Suspended Cop Nabbed In Bank Heist, Suspected of Sending Bigoted Texts, Committing Elder Theft

East West Bank
Suspended San Francisco Police Officer Rain Daugherty, 44, was booked on Tuesday after one a bank teller fingered him for ripping off the East West Bank in the Sunset neighborhood on Nov. 29, according to a federal complaint filed on Wednesday in U.S. Attorney’s Office for the Northern District of California. Google Maps

He handed a San Francisco bank teller a note and made off with almost $10,000. Weeks later, federal authorities determined the robber was actually one of the city's finest.

Rain Daugherty was booked on Tuesday after one of the tellers ID'd him for ripping off the East West Bank in the Sunset neighborhood on Nov. 29, according to a federal affidavit filed this week in federal court by the U.S. Attorney's Office for the Northern District of California.

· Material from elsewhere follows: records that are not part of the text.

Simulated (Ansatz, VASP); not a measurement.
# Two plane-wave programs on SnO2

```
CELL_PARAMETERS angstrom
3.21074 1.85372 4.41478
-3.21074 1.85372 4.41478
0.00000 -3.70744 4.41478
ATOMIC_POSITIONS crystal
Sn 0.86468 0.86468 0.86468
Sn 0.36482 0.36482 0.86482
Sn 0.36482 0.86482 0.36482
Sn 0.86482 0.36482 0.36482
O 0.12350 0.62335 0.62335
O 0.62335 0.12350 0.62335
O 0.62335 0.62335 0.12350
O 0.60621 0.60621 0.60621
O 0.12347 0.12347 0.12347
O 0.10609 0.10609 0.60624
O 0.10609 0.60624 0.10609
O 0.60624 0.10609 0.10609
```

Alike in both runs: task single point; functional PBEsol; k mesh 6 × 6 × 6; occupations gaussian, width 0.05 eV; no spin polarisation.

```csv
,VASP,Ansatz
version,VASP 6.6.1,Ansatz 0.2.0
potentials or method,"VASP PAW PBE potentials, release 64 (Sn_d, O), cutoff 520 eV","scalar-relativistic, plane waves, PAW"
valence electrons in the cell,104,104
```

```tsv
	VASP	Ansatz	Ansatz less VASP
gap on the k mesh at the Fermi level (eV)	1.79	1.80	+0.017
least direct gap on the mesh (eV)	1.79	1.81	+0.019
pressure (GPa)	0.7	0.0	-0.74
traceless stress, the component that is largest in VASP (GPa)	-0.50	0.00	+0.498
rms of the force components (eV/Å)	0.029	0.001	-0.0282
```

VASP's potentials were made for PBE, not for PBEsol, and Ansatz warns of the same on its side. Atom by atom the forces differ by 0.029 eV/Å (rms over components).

The 44-year-old veteran of the San Francisco Police Department devoted almost half his life to policing (he was a 20-year-veteran) and was serving an unpaid suspension after being embroiled in a 2015 civil lawsuit, along with eight other officers, trying to prevent the police brass from handing down punishments for a series of hate-fueled text missives.

But Daugherty was already on the defense.

The affidavit notes that Daugherty was suspended without pay "due to an unrelated and ongoing criminal investigation in San Mateo County."

That purportedly stemmed from a July incident, where Daugherty was hit with charges for fleecing an elderly person and drug possession, The San Francisco Examiner reported.

The cop posted $10,000 bail in the felony case for $100,000, but quickly sidelined.

Some of the bristling texts involving Daugherty and other officers made light of burning crosses and referred to a black person as "a monkey" and "an animal" and were disclosed as part of a federal corruption trial of former SFPD Sgt. Ian Furminger, where the FBI lifted the veil on police misconduct, according to Examiner.

On Nov. 29, surveillance images allegedly captured Daugherty wearing casual attire as he robbed East West Bank.

Two bank tellers working at the time described the robber's clothing and looks, the affidavit states.

They recounted him to be a middle-aged white man, standing 5-foot-6 to 5-foot-8 with gray stubble and sporting a black baseball cap and a green and grey patterned button-down shirt with a long sleeve shirt underneath.

After entering the bank, the robber allegedly approached the female teller standing behind the bank's counter.

Authorities suggest it was Daugherty who passed her a sheet of paper "which demanded money in 50 and 100 dollar bill denominations," according to the affidavit.

The robber, the papers say, then allegedly attempted to muzzle the teller's shrieks, telling her "calm down, just do it."

The teller complied and pulled the cash from a second drawer and handed it to the robber. But a second teller seeing the shakedown, "pressed the alarm" and left the floor to debrief the manager, the affidavit suggests.

Once the cash was handed over, the affidavit states that Daugherty left.

A bulletin was distributed to local law enforcement.

As a result, a pair of Daughtery's fellow cops who claimed to know Daugherty "and his mannerisms" pinned him as the bank robber after analyzing the surveillance images from the bank robbery.

What's more, internal affairs officers managed to have Daugherty on a separate piece of surveillance video from "their unrelated investigation" and "pictured [Daugherty] wearing a button-down shirt identical to the shirt worn by the bank robber," the affidavit notes.

When officers presented the first teller with a photo array, the affidavit goes on, she was "unable to identify any of the individuals" as the crook. But the second teller, who pressed the alarm button and notified the manager while the robbery was in progress "positively identified" Daugherty as the robber in one of the pics.

Daugherty appeared for an arraignment on the robbery charges hearing on Wednesday and was held in custody until Dec. 21, when he expected to return for a detention hearing, a U.S. Attorney's spokesman confirmed.